Can Transfer Programs Be Made More Nutrition Sensitive?
As is commonly presented, nutritional status reflects the interplay of food consumption, access to health and sanitation, and nutrition knowledge and care practices. Social protection programs typically increase income as well as influence the timing and, to a degree, the control of this income. Additionally, social protection programs may achieve further impact on nutrition by fostering linkages with health services or with sanitation programs, and specifically through activities that are related to nutrition education or micronutrient supplementation. This chapter discussed what might be expected from such programs as well as reviews some of the evidence from specific transfer programs.
Transfer programs reach a billion individuals in low income countries, often providing support that increases purchasing by twenty percent or more. Whether the mode of support is conditional or unconditional transfers most programs increase health care utilization as well as food consumption. There is, however, only modest evidence that such programs lead to measurable reductions in stunting or anemia with more encouraging results for very young children whose families receive assistance over much of the most vulnerable period in the child’s growth. The review discusses possible reasons for this relative under performance.

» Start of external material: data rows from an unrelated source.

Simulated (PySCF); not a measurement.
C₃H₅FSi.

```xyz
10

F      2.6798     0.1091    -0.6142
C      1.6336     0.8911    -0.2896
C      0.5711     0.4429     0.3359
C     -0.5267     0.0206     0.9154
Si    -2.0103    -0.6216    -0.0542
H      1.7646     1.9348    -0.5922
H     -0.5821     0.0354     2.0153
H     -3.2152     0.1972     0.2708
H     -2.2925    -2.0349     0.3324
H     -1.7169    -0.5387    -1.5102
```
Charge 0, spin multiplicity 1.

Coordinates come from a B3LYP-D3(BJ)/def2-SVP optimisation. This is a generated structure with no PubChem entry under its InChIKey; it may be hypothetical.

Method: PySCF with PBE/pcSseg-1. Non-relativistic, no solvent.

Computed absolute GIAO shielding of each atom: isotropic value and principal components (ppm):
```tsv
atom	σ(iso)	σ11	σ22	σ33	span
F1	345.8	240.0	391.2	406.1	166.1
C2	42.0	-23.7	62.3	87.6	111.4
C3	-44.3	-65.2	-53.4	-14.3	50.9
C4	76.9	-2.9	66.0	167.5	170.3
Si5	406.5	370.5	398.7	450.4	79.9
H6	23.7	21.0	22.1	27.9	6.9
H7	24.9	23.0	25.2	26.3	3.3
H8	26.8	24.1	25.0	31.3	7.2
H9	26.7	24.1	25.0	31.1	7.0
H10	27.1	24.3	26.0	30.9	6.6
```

The chapter also reviews recent evidence on the impact of cash transfers relative to in-kind support. While the differences in these modes of delivery is nuanced and context specific, in virtually every study reviewed it cost less to deliver cash, although in some situations, cash programs proved vulnerable to inflation.
The potential of transfer programs to be nutrition sensitive remains largely untapped. Better access to quality health services as well as more explicit nutrition objectives may close the gap between the potential and results.